Moreover, the memories of European imperialism, not to mention more recent interventions against Nasser and Saddam Hussein, color the perceptions of globalization among most of the region’s contemporary political actors, in regimes and opposition movements alike. Many view globalization’s intrusion into internal affairs as a new form of imperialism, which to some Islamist parties hearkens back to the Crusades. Thus the region has tended to be more reluctant than the rest of the developing world to accept the structural adjustment that international financial institutions and bilateral aid programs advocate.
Challenges to Globalization
Though it is facilitated by new information technologies, globalization is far from inevitable because it depends on the political acts of states, particularly the great powers. As John Gray and others have noted, the world economy today is less globalized in some dimensions, such as capital flows, than it was in 1913. But the process of globalization connotes the removal of barriers to the international movement of capital, goods, and labor. For example, the international debt crisis of the 1980s contributed to globalization by obliging debtor states to remove some of their trade barriers and capital flow controls.
In the Middle East and North Africa, these pressures recalled similar ones in the 19th century when predatory European creditors imposed reforms leading to the colonial subjugation of Egypt, Tunisia, Morocco, and the Levantine and Turkish heartlands of the Ottoman Empire, ultimately resulting in profound changes in policy as well as regime. The Middle East in the 21st century is distinctive in that globalization is again raising specters of regime change, not only for Iraq but also for many other shaky autocracies in the Arab world. Such regimes are coming under external pressure not only to change their economic policies but also to rectify their “freedom deficit” and improve their human rights record.

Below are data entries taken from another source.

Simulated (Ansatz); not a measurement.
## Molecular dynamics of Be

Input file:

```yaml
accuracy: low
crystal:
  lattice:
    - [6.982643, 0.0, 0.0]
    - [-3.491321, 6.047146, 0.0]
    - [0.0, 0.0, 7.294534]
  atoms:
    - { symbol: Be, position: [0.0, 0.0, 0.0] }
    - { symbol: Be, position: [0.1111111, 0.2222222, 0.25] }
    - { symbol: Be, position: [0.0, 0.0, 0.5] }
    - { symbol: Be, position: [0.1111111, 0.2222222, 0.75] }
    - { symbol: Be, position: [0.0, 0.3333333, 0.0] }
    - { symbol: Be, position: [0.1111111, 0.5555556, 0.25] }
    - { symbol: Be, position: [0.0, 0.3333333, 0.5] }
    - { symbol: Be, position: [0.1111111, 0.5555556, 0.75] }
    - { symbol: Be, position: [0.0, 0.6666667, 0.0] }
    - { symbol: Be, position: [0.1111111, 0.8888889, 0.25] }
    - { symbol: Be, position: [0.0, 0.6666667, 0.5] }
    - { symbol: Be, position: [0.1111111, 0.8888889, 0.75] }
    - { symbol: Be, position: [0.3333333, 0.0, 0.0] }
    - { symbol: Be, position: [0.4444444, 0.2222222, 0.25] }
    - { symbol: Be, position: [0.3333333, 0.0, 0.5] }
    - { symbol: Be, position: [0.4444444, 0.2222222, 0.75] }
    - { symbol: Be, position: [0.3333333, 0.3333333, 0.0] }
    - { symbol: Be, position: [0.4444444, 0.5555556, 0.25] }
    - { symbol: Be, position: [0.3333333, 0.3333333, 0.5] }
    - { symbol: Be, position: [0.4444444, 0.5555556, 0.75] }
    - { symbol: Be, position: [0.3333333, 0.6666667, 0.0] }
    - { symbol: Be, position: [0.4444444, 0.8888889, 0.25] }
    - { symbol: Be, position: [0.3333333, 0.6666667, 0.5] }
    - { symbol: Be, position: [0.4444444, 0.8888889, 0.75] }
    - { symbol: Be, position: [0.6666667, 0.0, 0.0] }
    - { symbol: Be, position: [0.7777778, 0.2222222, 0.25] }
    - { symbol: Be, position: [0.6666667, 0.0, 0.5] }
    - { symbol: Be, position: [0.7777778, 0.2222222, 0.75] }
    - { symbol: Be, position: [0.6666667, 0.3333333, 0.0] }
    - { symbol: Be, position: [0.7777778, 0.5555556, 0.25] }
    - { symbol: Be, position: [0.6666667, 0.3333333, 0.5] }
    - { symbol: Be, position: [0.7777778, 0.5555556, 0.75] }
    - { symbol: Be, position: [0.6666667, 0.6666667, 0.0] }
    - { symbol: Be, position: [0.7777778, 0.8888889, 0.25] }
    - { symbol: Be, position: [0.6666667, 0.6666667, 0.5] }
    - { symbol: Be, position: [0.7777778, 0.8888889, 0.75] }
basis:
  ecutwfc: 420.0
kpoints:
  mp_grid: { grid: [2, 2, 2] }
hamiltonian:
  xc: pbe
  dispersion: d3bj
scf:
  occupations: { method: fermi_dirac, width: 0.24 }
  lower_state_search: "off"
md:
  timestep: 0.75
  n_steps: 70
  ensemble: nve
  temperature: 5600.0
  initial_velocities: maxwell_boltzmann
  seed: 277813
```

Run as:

Yet political liberalization—cautiously attempted in the 1980s in Egypt, Jordan, Morocco, Tunisia, and more vigorously in Algeria—reversed in all of these countries by 2001. The pressure for regime change has strengthened the hand of reform opponents, sparking the rollback of gains in political and economic liberalization. Every regime except Algeria’s faced growing opposition from within, perhaps assisted in part by another feature of globalization: the rise of transnational terrorist networks. It is often argued that a need to contain the discontent caused by structural adjustment induced these regimes to “deliberalize.”
The anger against US imperialism, articulated by political Islamists, that flared across the Arab world in response to the Persian Gulf War seems nearly forgotten today. Following these military operations in 1991, Egyptian and Tunisian authorities cracked down on their Islamist oppositions. Major military operations against Iraq are likely to increase repression in the region further. Meanwhile, widespread Arab perceptions of US complicity with Israel have weakened support for regimes that are perceived to be US allies.
Within each country, tighter repression complicates any reconciliation between beleaguered reformers who may support globalization and the various opponents who reject change in the name of cultural authenticity, political Islam, or Arab nationalism. Many moderate political Islamists in fact favor market-oriented reforms and a less intrusive, more accountable state of the type suggested by the World Bank. But the dialectics of globalization hardly favor any inclusive syntheses in the tense regional climate. International intervention in Iraq and possibly elsewhere may jeopardize the slow work of Arab technocrats to engineer necessary reforms.
Regional Reform Efforts
The analyses and prescriptions of leading Arab social scientists expressed in the AHDR represent the most candid positive regional response to the economic and political challenges of globalization. As the authors clearly realize, however, the governance reforms needed to implement effective economic development are likely to endanger incumbent regimes and further exacerbate their respective oppositions. Moreover, to the extent that the United States pre-empts the gentle persuasion of multilateral institutions with direct military aggression toward “regime change,” these incumbents are likely to harden their opposition to globalization and thereby render gradual reform an impossibility.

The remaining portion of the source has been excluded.